Up for consideration, creative expression

August 2, 2008



Banging on a piano keyboard with canned hams might be cacophonous to some and it might appeal to the music lover in others. But is there a line something has to cross before it’s considered art?

Take the construction paper turkey you’ll be handed by your kids this Thanksgiving. Is that art? If so, is it worthy of display in a place other than your fridge? Would you fund a gallery exhibit to show that crayon creation to the well-heeled on Newbury Street?

If not, where’s the line?

Is the brand of baseball that Manny Ramirez plays artistic? It’s certainly not streamlined and efficient.

What about graffiti? People are killing each other over paint in Los Angeles this week, but in other areas of the world graffiti is an accepted form of artistic expression that doesn’t connote violence.

When I first entered the city of Paris by train, my hackles went up. Everywhere I looked there was a different spray-painted design. On walls, on buildings, on fences, on the ground, and even on the train in which I traveled.

“But this is Paris,” I thought. “THE city of culture and good taste and artistic expression. The Louvre is housed here for god’s sake.”

So I accepted graffiti as art for the first time in my life.

A recent Flickr photo taken by Steve Garfield challenged my established (at least for four years now) stance on graffiti as art. The shot was of a painted sidewalk in Steve’s neighborhood. Here’s the shot and a link to Steve’s Flickr account….
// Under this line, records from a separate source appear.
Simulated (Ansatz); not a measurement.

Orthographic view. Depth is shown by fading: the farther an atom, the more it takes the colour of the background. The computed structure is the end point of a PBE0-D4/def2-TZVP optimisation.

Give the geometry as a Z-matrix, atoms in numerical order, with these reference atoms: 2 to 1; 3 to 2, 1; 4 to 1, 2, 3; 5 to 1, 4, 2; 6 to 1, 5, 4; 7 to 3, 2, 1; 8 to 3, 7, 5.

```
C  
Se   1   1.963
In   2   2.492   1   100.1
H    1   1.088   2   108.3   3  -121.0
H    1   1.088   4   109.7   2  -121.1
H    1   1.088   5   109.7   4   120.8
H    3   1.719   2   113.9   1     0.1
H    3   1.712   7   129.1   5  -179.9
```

See the full-size version HERE.

See more of Steve’s work here.

In his description, he contends that the painting on the sidewalk isn’t art. Others comment as well and the field is currently leaning against Steve and toward paint anywhere as artistic expression.

But if we continue down that slope, are the highway passing lines art? What about sky-writers’ work? Where does it stop? Does art have to be the creation of one person? Does it have to be only in certain media or locations?

What about the people who dress in white and put on mime make-up and torture little kids in public parks? Aren’t they artists?

I know I’ve asked a lot of questions but the beauty I find in art is that it’s open to so much interpretation. For each piece of crap construction-paper turkey, there’s a creation that shines as the product of true talent.

And if the person who painted the sidewalk in Steve’s community goes on to have an exhibit at the MFA or MOMA, does that validate his earlier work? What about the person who ‘tagged’ the concrete underpass on the Mass Pike? What if the only thing he ever scrawls again is his name on his parole form…was that earlier work worthless?

Ultimately, the expression of an idea or concept or image is what many of us are trying to achieve. Whether we do it with ink or paint or word or electrons, nobody can take away the fulfillment we get from trying. And nobody but the creator of an expression can really say if they’re trying to create art or just some random markings on a sidewalk in Jamaica Plain.